Applying Recent Innovations from NLP to MOOC Student Course Trajectory Modeling

Clarence Chen

Zachary Pardos

University of California, Berkeley [email protected] UC Berkeley School of Information [email protected]

Abstract

This paper presents several strategies that can improve neural network-based predictive methods for MOOC student course trajectory modeling, applying multiple ideas previously applied to tackle NLP (Natural Language Processing) tasks. In particular, this paper investigates LSTM networks enhanced with two forms of regularization, along with the more recently introduced Transformer architecture.

keywords:

next-step prediction, predictive modeling, course trajectory, mooc, lstm, transformer

1 Introduction and Model Outlines

1.1 Fundamentals of Predictive Modeling

Recent innovations in deep learning methods for NLP (Natural Language Processing) tasks such as [7] in the past few years have consistently pushed the state of the art in a wide range of benchmark NLP tasks, while yielding new strategies that can be applied to predictive modeling tasks in a more general sense. This is because the majority of these NLP tasks within the scope of these innovations can be parameterized in terms of modeling the function $f$ in the equation

P(y|x_{0},\dots x_{t})=f(x_{0},\dots x_{t};\theta)

(1)

where $f$ is a probability mass function with parameters $\theta$ over the random variable $y$ , and $x_{0},\dots x_{t}$ , drawn from a discrete set of tokens $T$ , represent the context from previous time steps. Unfortunately, there is little literature in the domain of education analytics exploring the effectiveness of innovations from NLP for education analytics tasks that also conform to this predictive modeling paradigm. Nevertheless, the LSTM (Long-Short-Term Memory) DNN (Deep Neural Network) architecture, an earlier innovation which was the architecture of choice for predictive modeling tasks in NLP before the past few years, has been successfully applied to several education analytics tasks. These papers demonstrate potential for further exploitation of the similarities between predictive modeling tasks in education analytics and NLP, while providing a baseline to compare with more recent innovations presented in this paper.

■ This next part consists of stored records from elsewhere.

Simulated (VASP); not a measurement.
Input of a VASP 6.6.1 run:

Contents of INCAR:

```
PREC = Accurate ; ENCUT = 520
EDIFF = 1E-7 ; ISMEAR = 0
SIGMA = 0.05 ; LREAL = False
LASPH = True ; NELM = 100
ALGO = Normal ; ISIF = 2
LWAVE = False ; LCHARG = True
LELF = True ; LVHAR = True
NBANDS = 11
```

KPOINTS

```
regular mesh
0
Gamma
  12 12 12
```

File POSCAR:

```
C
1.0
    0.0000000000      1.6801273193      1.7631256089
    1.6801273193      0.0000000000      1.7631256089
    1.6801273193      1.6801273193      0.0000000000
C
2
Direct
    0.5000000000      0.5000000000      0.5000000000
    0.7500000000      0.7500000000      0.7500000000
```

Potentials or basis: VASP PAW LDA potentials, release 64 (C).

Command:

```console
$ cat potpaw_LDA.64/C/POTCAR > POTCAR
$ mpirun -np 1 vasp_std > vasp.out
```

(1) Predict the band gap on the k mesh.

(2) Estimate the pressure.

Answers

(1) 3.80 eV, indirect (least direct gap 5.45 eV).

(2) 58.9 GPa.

1.2 Previous Work with MOOC Course Trajectory Modeling

One of the first papers to present an application of DNN models for predictive modeling tasks in education analytics is [4], where the authors specifically investigate the applicability of DNN models for modeling student course trajectories in MOOCs (Massive Open Online Courses). Specifically, the authors of [4] demonstrate the effectiveness of LSTM DNN models for this task over other strategies, such as using $n$ -gram models that condition their predictions over small number of past course nodes. Finally, the authors provides suggestion for incorporating such a predictive model in a wider context, including tie-ins with the MOOC service to provide user-facing suggestions and live feedback to monitor the predictive model’s performance.

1.3 Baseline LSTM

This model is identical to the Baseline LSTM model featured in [4], using the same LSTM architecture and a nearly identical hyperparameter set and training scheme, further detailed in Section 2.2. This model is intended as a control baseline to assess the performance of other models tested in this paper.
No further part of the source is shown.